Duolingo: Same edit that I mentioned before. The answer tile for the 'o' should have the apostrophe behind the 'o,' like so: o'. The 'clock' answer tile should simply have the word 'clock' and not the apostrophe in front of it, like so: clock.


The apostrophe goes with the " o ", not with the " clock ". It represents the long dropped " of the ".


Duo, why are you mixing 12 hour clock with 24 hour clock in the same set of questions. Yes, it's fine to teach both, but my last exercise talked about having afternoon tea (incorrectly expressed as 'the afternoon snack' at 3am.


well, even in England, using the 24 hour clock is not uncommon - I translated using fourteen o'clock and it was marked wrong - everything else in the translation was right. Slightly annoyed


"Fourteen hundred (hours)" fair enough, but "fourteen o'clock" doesn't exist. It is called "two pm" or "two o'clock in the afternoon" if you need to be precise, or just "two o'clock" if you do not.


Perhaps you're right. I grew up in Vienna and moved to the UK 45 years ago and have continued to use the 24 hour clock as in German and actually, nobody in all the years I've lived in the UK has asked me what I was talking about. Indeed, I'm fairly sure I've also heard the 24 hour clock used on the radio, television etc. - and never in casual conversation have I heard "fourteen hundred" - but I haven't given it much thought and continued to use the 24 hour 'o'clock' in the UK with impunity, so assumed that would have been the translation. But now that you mention it, maybe you're right. If I had been wrong during all these years, and someone had said, we don't use the 24 hour 'o'clock', I think I would have changed. Something to think about...


In the last 45 years, I am pretty certain that I have never heard a number larger than twelve combined with "o'clock" (except possibly as a joke) and it sounds really weird, although obviously one hears the 24 hour clock being referenced in other ways all the time.


Sometimes after a long day's work, it's beer o'clock.


"All the time, eh? Oh, yes! I saw what you did there.;-)


I missed that Barry. Good one GraemeSarg!


It's an American convention. They tend to call the 24 hour clock "military time", their military verbalize 14:30 as fourteen thirty hours, and 14:00 as fourteen hundred hours. I think in the UK I would have said fourteen -oh-oh, or fourteen-zero-zero (without the "hours" )

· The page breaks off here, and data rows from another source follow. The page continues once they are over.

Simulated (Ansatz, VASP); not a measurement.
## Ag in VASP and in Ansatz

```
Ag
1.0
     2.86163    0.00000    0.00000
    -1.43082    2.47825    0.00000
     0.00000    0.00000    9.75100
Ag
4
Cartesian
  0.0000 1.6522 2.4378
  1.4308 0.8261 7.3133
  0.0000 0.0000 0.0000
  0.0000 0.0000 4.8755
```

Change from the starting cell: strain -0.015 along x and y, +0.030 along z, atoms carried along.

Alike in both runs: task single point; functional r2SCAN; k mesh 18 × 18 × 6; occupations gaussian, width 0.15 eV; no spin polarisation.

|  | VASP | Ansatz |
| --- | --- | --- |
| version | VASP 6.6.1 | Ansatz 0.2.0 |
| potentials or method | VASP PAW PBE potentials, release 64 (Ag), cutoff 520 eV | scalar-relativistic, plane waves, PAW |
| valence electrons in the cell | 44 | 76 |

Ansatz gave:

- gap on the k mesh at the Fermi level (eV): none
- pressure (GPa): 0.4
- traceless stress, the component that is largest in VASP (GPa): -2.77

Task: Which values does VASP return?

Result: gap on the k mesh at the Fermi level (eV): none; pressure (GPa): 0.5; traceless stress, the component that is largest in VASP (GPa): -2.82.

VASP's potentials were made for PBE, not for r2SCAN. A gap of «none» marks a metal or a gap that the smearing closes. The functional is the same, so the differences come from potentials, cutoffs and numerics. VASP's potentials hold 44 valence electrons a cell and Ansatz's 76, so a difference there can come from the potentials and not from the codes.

Oh-no-no-we-don't. Military time would be fourteen hundred hours here in the UK too!


I dislike the inconsistency of 24 hr clock in clue but 12 hr clock with out am/pm designation in answer.


Just stop thinking of it as inconsistent, the two methods have coexisted for donkeys years.


I think they are trying to teach us that the French use the 24 hour clock in daily conversion. But Americans don’t


why 14 doen't work?


Why is Duolingo so American? "Quatorze heures" means 14:00. Almost every UK bus and rail timetable, and the rolling TV news, use the 24 hour clock.


A bit smart separating "clock" from "o".


I translated it as 'They never eat lunch before 2.00 o'clock.' It was marked wrong even though the translation offered stated that dejeuner means having or eating lunch. Rather annoying.


We use 'eat lunch' in sentences like 'What time do you want to eat lunch?'. We also say 'have lunch'. Christmas dinner, always at lunchtime for us, has a very flexible time-frame, depending on everyone's busy schedule. So the 14 people who came to our house last week all asked: What time are we eating lunch?


All fourteen? That's surprisingly uniform. Don't you ever use "have" in Oz?


Yes we do, as I mentioned. But yes, for some reason, Christmas day lunch schedule is so uncertain that we usually say 'eating'. We would not say 'eating' in a sentence like 'We are having lunch at the restaurant today' or 'We are having lunch with the French class today'. (We have been attending U3A French classes for 5-6 years now, and managed to meet at the local pub for lunch this year...quite a change from the rest of the year where we ran our classes on Zoom.)


This sentence is very difficult to understand properly with his mashed potatoes accent.